←back to thread

170 points judicious | 1 comments | | HN request time: 0s | source
Show context
sfilmeyer ◴[] No.45406379[source]
I enjoyed reading the article, but I'm pretty thrown by the benchmarks and conclusion. All of the times are reported to a single digit of precision, but then the summary is claiming that one function shows an improvement while the other two are described as negligible. When all the numbers presented are "~5ms" or "~6ms", it doesn't leave me confident that small changes to the benchmarking might have substantially changed that conclusion.
replies(2): >>45406733 #>>45407659 #
gizmo686 ◴[] No.45407659[source]
Yeah. When your timing results are a single digit multiple of your timing precision, that is a good indication you either need a longer test, or a more precise clock.

At a 5ms baseline with millisecond precision, the smallest improvement you can measure is 20%. And you cannot distinguish a 20% speedup with a 20% slowdown that happened to get luck with clock ticks.

For what it is worth, I ran the provided test code on my machine with a 100x increase in iterations and got the following:

  == Benchmarking ABS ==
  ABS (branch):     0.260 sec
  ABS (branchless): 0.264 sec

  == Benchmarking CLAMP ==
  CLAMP (branch):     0.332 sec 
  CLAMP (branchless): 0.538 sec

  == Benchmarking PARTITION ==
  PARTITION (branch):     0.043 sec
  PARTITION (branchless): 0.091 sec
Which is not exactly encouraging (gcc 13.3.0, -ffast-math -march=native. I did not use the -fomit-this-entire-function flag, which my compiler does not understand).

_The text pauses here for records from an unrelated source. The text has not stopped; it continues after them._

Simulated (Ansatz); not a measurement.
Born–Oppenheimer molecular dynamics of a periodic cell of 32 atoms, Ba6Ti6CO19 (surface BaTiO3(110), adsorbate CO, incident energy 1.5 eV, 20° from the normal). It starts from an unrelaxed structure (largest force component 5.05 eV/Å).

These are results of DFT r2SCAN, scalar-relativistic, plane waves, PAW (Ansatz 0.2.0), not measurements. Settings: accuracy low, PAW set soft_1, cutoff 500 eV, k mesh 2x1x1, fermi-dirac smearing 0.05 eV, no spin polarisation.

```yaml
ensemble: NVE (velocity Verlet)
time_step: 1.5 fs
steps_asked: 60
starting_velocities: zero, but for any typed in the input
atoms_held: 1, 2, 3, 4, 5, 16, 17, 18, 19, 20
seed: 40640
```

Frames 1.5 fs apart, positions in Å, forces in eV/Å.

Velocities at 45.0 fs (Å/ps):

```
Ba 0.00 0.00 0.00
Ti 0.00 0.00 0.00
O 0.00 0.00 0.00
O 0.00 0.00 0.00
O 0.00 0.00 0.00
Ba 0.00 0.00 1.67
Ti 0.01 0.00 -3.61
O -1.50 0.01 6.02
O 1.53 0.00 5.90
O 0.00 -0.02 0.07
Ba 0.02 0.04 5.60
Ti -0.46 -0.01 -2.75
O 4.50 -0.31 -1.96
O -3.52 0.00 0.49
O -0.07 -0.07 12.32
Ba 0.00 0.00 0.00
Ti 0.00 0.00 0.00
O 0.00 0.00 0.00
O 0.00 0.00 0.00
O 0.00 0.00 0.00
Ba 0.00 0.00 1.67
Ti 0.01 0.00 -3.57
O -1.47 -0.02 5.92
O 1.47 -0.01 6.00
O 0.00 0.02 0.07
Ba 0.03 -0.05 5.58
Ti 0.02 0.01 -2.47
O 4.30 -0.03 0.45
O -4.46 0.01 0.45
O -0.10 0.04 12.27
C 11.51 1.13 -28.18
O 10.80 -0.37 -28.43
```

I had to drop down to O0 to see branchless be faster in any case:

  == Benchmarking ABS ==
  ABS (branch):     0.743 sec
  ABS (branchless): 0.948 sec

  == Benchmarking CLAMP ==
  CLAMP (branch):     4.275 sec
  CLAMP (branchless): 1.429 sec

  == Benchmarking PARTITION ==
  PARTITION (branch):     0.156 sec
  PARTITION (branchless): 0.164 sec
replies(2): >>45408287 #>>45418236 #
1. Someone ◴[] No.45418236[source]
> I had to drop down to O0 to see branchless be faster in any case

Did you check whether your branchy code actually still was branchy after the compiler processed it at higher optimization levels?